Add an example that builds a CharFilter chain in Analyzer

git-svn-id: https://svn.apache.org/repos/asf/lucene/dev/trunk@1378593 13f79535-47bb-0310-9956-ffa450edef68
2012-08-29 14:56:28 +00:00 · 2012-08-29 14:56:28 +00:00 · 71dd31de24
parent d447b1ae51
commit 71dd31de24
2 changed files with 28 additions and 0 deletions
--- a/lucene/core/src/java/org/apache/lucene/analysis/CharFilter.java
+++ b/lucene/core/src/java/org/apache/lucene/analysis/CharFilter.java
@ -33,6 +33,9 @@ import java.io.Reader;
 * You can optionally provide more efficient implementations of additional methods 
 * like {@link #read()}, {@link #read(char[])}, {@link #read(java.nio.CharBuffer)},
 * but this is not required.
+ * <p>
+ * For examples and integration with {@link Analyzer}, see the 
+ * {@link org.apache.lucene.analysis Analysis package documentation}.
 */
 // the way java.io.FilterReader should work!

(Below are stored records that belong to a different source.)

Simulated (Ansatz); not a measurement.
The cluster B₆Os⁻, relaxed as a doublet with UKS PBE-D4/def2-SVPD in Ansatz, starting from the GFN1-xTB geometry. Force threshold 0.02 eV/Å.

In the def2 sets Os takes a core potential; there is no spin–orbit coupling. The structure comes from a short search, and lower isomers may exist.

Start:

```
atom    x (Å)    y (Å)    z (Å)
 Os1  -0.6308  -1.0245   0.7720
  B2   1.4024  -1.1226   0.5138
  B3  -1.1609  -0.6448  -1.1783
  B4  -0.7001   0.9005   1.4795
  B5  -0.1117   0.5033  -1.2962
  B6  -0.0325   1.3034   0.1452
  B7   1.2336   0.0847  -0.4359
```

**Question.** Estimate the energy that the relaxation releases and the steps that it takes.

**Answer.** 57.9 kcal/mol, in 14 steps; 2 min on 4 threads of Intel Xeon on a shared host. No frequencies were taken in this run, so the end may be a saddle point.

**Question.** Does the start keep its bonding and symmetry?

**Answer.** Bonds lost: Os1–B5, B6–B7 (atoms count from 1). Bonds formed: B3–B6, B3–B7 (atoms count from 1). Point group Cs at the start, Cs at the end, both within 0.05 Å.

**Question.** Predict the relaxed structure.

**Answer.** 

 public abstract class CharFilter extends Reader {
--- a/lucene/core/src/java/org/apache/lucene/analysis/package.html
+++ b/lucene/core/src/java/org/apache/lucene/analysis/package.html
@ -817,5 +817,30 @@ As a small hint, this is how the new Attribute class could begin:

  ...
 </pre>
+<h4>Adding a CharFilter chain</h4>
+Analyzers take Java {@link java.io.Reader}s as input. Of course you can wrap your Readers with {@link java.io.FilterReader}s
+to manipulate content, but this would have the big disadvantage that character offsets might be inconsistent with your original
+text.
+<p>
+{@link org.apache.lucene.analysis.CharFilter} is designed to allow you to pre-process input like a FilterReader would, but also
+preserve the original offsets associated with those characters. This way mechanisms like highlighting still work correctly.
+CharFilters can be chained.
+<p>
+Example:
+<pre class="prettyprint">
+public class MyAnalyzer extends Analyzer {
+
+  {@literal @Override}
+  protected TokenStreamComponents createComponents(String fieldName, Reader reader) {
+    return new TokenStreamComponents(new MyTokenizer(reader));
+  }
+  
+  {@literal @Override}
+  protected Reader initReader(String fieldName, Reader reader) {
+    // wrap the Reader in a CharFilter chain.
+    return new SecondCharFilter(new FirstCharFilter(reader));
+  }
+}
+</pre>
 </body>
 </html>